What is the current state of California family law concerning covenants not to compete?
The Business and Professions Code – which renders void any agreement that restrains an individual form engaging in a lawful occupation or enterprise except as otherwise provided by statute – does not prohibit the issuance of a noncompetition order. However, the state’s policy favoring an individual’s right to freely practice his or her chosen trade or profession requires that any such restrictions be based upon evidence showing that those restrictions are reasonably necessary to preserve the value of the asset awarded to the other party in the division of marital property in a divorce.
The seminal family law case concerning covenants not to compete as orders of the court in a divorce action is In re Marriage of Greaux and Mermin (2014) 223 Cal.App.4th 1242. During their marriage, Husband and Wife created Saint Bart’s Spirit Company (SBSC). Husband used his business skills to gain customers for SBSC, contributed her family contacts in the Caribbean, and had product-specific knowledge. As their marriage went south, Wife engaged in conduct detrimental to SBSC’s business.
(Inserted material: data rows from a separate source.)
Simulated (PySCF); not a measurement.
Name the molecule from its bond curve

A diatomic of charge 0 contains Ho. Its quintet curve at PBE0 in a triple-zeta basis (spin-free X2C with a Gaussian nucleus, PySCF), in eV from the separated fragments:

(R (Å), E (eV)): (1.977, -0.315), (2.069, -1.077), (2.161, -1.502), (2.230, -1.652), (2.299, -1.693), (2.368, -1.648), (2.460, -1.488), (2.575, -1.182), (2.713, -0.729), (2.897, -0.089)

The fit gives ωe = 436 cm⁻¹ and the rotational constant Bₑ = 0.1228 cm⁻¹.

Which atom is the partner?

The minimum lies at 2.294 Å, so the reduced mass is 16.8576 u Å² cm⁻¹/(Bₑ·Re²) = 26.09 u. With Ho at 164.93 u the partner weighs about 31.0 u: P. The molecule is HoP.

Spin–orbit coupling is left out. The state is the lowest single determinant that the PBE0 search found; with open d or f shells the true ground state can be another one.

At their family law trial, Wife asked the divorce court to award SBSC to her, claiming that Husband had run SBSC into the ground and that expert testimony showed it had no value. The divorce court pointed out that an expert had valued SBSC at $49,000, which was completely offset by Husband’s post-separation contributions of between $43,000 and $70,000 to keep SBSC going. The divorce court awarded SBSC to Husband, finding that he had shown he could operate the business under adverse circumstances, while Wife appeared willing to sacrifice the interests of SBSC for seemingly little more than spiteful retribution. In a statement of intended decision related to the family law trial, the divorce court ordered Wife to surrender her SBSC stock, to execute all necessary documents, and to refrain from further conduct intended to harm SBSC in any way. The divorce court also ordered Wife to be subject to a five-year noncompetition order.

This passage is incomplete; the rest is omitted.